Renewed Iran matelot-napping brouhaha dissected

The thing is that the river mouth of the Shatt al Arab is actually miles further out to sea from the high water mark, as we can see by roughly overlaying a nautical chart on the MoD's useless map:

El Reg's scientific Shatt al Arab chart overlay

MoD map with nautical chart overlaid.

The green areas are those which the UK Hydrographic office believes to be exposed at low tide - and it's the low-water line, not the dry-land one, which counts for doing borders up to river mouths. The negotiators back in 1975 knew this, and did in fact specify the initial portion of the line shown by the MoD. The Algiers accord takes the line to a point almost two miles northeast of the position where the MoD says the merchant ship was boarded and the Iranians seized the British personnel last year.

One does note that if the chart is correct, the merchant skipper had anchored his ship in a location where he'd be high and dry every time the tide went out. This is probably why the MoD never chose to put in the charted low water lines, not wishing to look like liars. But in fact the chart data is based only on 2002 satellite pics, not a proper survey; and even if it were better, silty estuaries like this one shift and change all the time. Unless the MoD's helicopter pic of the anchored ship is faked, there's enough water for a ship to float there now.

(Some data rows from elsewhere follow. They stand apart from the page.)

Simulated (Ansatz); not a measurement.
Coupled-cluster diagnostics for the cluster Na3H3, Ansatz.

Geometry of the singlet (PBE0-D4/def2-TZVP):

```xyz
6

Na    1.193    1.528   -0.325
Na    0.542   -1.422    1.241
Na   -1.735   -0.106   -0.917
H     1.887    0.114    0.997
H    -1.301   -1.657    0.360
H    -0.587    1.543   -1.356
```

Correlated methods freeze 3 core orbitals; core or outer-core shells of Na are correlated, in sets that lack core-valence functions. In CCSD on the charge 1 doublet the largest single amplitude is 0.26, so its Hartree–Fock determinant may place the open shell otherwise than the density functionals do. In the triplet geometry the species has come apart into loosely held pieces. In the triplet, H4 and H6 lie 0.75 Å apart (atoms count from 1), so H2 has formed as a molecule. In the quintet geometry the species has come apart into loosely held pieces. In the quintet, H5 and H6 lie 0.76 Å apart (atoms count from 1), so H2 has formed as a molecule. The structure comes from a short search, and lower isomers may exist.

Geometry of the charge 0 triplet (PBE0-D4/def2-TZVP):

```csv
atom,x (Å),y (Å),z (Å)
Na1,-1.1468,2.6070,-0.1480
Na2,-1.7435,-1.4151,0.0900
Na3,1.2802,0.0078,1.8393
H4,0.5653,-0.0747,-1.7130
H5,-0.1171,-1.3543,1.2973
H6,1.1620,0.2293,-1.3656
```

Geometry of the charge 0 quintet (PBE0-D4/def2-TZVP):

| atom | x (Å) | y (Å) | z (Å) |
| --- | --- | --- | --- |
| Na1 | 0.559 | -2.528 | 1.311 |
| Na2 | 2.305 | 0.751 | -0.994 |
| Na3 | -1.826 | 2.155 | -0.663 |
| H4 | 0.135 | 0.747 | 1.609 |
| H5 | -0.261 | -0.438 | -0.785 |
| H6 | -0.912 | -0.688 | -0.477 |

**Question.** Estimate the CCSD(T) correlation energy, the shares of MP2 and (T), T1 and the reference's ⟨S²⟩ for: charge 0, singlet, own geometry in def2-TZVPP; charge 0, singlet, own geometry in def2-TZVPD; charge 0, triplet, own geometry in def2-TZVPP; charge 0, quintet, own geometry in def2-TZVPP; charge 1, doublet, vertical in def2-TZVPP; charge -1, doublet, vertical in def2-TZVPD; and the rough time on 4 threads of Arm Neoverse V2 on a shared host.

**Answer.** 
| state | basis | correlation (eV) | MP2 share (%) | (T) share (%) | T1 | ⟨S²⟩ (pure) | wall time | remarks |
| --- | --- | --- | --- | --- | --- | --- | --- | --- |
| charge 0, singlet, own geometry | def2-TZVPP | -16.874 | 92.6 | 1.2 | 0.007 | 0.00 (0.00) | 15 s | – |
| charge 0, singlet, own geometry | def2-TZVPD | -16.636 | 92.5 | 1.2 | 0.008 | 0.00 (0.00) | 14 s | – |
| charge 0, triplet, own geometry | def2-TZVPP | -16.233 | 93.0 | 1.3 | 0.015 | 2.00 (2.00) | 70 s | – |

But the fact is that the ship was plainly on the right side of the 1975 line, which was agreed upon by Iran. To be sure, there has since been a change of regime in Iran and a long war between the two nations; but in the absence of any new negotiations, the old border looks pretty strong under international law. It was recognised after the Iran-Iraq war by Saddam, and for their part the Iranians never made claims beyond it - they just wanted Saddam to stay on his own side.